Case Studies - Product Design

Part 2: How Flipkart Streamlined Its Visual Design

The second of our two-part series focuses on Flipkart’s step-by-step approach to update and standardise the visual design of its app.

Woman holding mobile phone and choosing item from a shopping site. Flipkart logo is in the top right hand corner

A couple of weeks ago, we wrote about how Flipkart undertook a massive product redesign to improve user experience for its large, diverse customer base. Part of this exercise was also a complete visual overhaul. We spoke to Gaurav Mathur, Vice President – Design at Flipkart to understand how they went about it.

If you have a legacy website or app that needs visual streamlining but aren’t sure where to start, this Q&A will be useful.

What was your primary goal with the redesign? 

For the past few years, Flipkart has been continuously building and shipping new features on the app. These launches happened individually based on the needs of the business and it had been a while since the app design was looked at end-to-end. The Flipkart team felt that the time was ripe to look at the visual design holistically and make changes. The question we asked ourselves was, is there a simpler way in which our app can be presented to customers?

Revamping an app at this scale in terms of categories and use cases must have been challenging. How did you go about it?

We started by doing an audit of visuals across many hundreds of app screens. In some places, a fundamental change in look and feel was necessary. In others, a cleanup and standardisation of design elements was enough. 

We approached the revamp from 4 pillars: typography, iconography, colour systems, and grids & layouts. We defined the problems and challenges with each pillar and determined how to address them.

Walk us through each of these?


During their shopping journey, customers have to read and process a lot of information. This happens at different levels: browsing categories, going through product information, reading customer reviews, etc. Easy readability, particularly at small font sizes, is crucial for a good shopping experience.

The font we were using, Roboto, was not solving for this (THC note: Roboto, among the most popular Google fonts, has itself undergone a major upgrade since then.) So we switched to Inter, which is a font designed for easy readability of lower case and sentence case on screens. 

Roboto -> Inter

Inter has:

  • A taller x-height that makes the font more readable at small sizes
  • Tabular figures with uniform spacing for better vertical alignment
Shows difference between Roboto and Inter fonts


Flipkart had a pretty old icon style (created around 2014) which badly needed an update. Over time, multiple icon libraries had also been created and were being used by different  design teams within Flipkart. This meant that there was no visual consistency across screens. 

We have now created a single family of icons in a cleaner, line drawing style covering an extensive number of use cases. Going forward, this library is the single source from which icons will be selected. We have also defined the icon style so that as new use cases arise, this library can be officially expanded.

Old and new Flipkart icon library


The Flipkart blue and yellow are pretty iconic and very recognisable today. But different values of these colours were being used on different screens on the app. There was also a bit of reinventing the wheel happening with designers creating colour palettes in isolation for various campaigns or pages.

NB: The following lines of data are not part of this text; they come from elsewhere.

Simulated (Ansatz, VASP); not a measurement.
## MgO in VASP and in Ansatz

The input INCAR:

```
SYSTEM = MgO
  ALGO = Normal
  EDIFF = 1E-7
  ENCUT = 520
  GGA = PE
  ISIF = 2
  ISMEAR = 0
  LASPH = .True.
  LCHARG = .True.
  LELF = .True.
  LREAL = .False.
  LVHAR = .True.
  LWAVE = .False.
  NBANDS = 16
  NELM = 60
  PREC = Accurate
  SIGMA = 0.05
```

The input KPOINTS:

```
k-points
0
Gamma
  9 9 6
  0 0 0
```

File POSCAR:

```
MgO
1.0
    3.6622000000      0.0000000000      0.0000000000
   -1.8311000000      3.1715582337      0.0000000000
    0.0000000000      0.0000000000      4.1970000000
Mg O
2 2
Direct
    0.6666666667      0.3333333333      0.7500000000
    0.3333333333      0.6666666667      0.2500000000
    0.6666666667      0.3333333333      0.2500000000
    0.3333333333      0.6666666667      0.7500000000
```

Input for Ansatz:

As part of the cleanup, we have defined a single colour system and made the primary and secondary palette codes accessible to all design teams so that visual consistency is maintained. We will go beyond this system only in exceptional cases.

Old and new brand colour pallete for Flipkart

What advice would you give to teams doing an overhaul of visual design?

Before initiating a visual redesign, clearly articulate the reasons why it is necessary. For Flipkart, the primary reason was to reduce visual clutter and drive user attention to critical information and actions through a clear visual hierarchy. We also wanted to build credibility and trust through a consistent experience. (Read more about this in Part 1 of this conversation)

Lay down principles that will guide you through the elaborate process and help in making decisions at every stage. Combine the visual design revamp with a Design System or Design Language System (DLS) development—this will help you make the changes easy to implement on a large scale. Use the atomic design approach (developed by interface designer Brad Frost) to create reusable components that increase efficiency while also providing a common vocabulary for the design, engineering, and product teams. 

A number of teams will be impacted while redesigning a large product; so extensively socialise the redesign among all involved stakeholders. This is important for them to get onboard.

Lastly, have fun building a new version of your product and bring delight to your customers!